A Guide To Land's End
Pull out that map! One thousand miles of open road belongs to you. Taking time to explore the
unexplored riches of Baja California is a life changing experience. My sis and I took our first road
trip to La Finisterra in 1993 in my '73 VW Beetle; packed to the roof. We exchanged one US dollar for 3,200 pesos (this was before the peso crisis), stuffing the bills into bags, feeling very rich with the freedom of the road beckoning.
Today, crossing the border into Mexico the peso hovers around 14 to the US dollar. Stop
at immigration for your FMM tourist card - it's easy and costs just over $20. Tijuana can be a bit
daunting for the first time traveler. However, if you want to make the dive into a rich culture, you'll
find Tijuana is emerging as a dramatic destination place in the 21st century. You can easily spend a
weekend exploring the Tijuana Cultural Center, fine art galleries, world class gourmet restaurants,
quaint bistros, micro breweries and wines of northern Baja.
Rosarito Beach, just 45 minutes south, has made its own changes in the last twenty years. When I first
visited, the town was a dusty two lane road with dirt parking in front of the Don Pisto liquor store; my
sister's favorite first stop. The town was known as a place for the Spring breakers to come and tear it
up. Now, there are four lanes running through town, modern condominiums, a Walmart; making it feel
like you never left the US. South of town and headed to Ensenada you can't miss the Sacred Heart
of Christ statue and receive his blessing or the four-story home, built in the shape of a voluptuous
mermaid. Most recently Rosarito claims the first eco-friendly Earthship home built from old tires,
bottles and cans. Gorgeous, self-sustained living with a million dollar view.
At La Fonda you will pass through La Misión, a tiny community that
once was a mission site. You can opt to take the “free-road” on the old highway 1 to Ensenada or stay on the toll road.
If you prefer the free road option, there is a lovely drive east into wine country. The
Guadalupe Valley has almost one hundred wineries and artisanal wine producers. Baja California wines
are poised at the threshold of discovery, just as Napa Valley was in the 70s. It is soon to be recognized
as a region where fine wines are produced including the rich Nebbiolos and the delightful organic
Mision Red. The Vine and Wine Museum gives a comprehensive look into the valley's history.

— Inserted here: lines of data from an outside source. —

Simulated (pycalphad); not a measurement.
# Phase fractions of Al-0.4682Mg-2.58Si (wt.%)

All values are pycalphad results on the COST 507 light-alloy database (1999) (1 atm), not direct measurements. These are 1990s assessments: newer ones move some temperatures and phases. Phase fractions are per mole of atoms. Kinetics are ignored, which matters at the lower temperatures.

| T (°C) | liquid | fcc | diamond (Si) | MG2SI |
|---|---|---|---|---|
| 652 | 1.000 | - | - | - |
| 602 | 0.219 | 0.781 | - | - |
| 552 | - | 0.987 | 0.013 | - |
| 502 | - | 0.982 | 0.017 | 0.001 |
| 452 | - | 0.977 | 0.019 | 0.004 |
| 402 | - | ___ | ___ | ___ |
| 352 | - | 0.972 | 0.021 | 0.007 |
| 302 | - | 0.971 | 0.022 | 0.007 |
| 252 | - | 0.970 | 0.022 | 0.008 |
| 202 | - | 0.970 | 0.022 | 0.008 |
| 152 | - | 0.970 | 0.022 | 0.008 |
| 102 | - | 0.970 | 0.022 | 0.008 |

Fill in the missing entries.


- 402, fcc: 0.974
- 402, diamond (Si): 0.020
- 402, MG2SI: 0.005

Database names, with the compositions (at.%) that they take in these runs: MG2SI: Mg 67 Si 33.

Ensenada has a scenic harbor where great cruise ships seem to emerge from the sea. It takes a hearty
ocean breeze to unfurl the majestic Mexican flag over the plaza. Near here is Lopez Mateos with a touch
of old world. Gift shops, restaurants and coffee houses invite you in. Hussong's is the lusty night life for
a true traveler's experience. Continuing on out of town towards the destination of La Bufadora, agricultural
farm land stretches out in all directions. At this point you make your way through the dusty town of
Maneadero. I have a funny memory about this town when my sis yelled, “Tope! Tope!” just as we
slammed into an unmarked speed bump. She couldn't switch to English soon enough. Laughing I said,
“Well that is one way to learn Spanish!” La Bufadora, or blow hole, is on a point of land overlooking
the Pacific. At high tide the plume of sea water shoots into the sky accompanied by Ohs and Ahs.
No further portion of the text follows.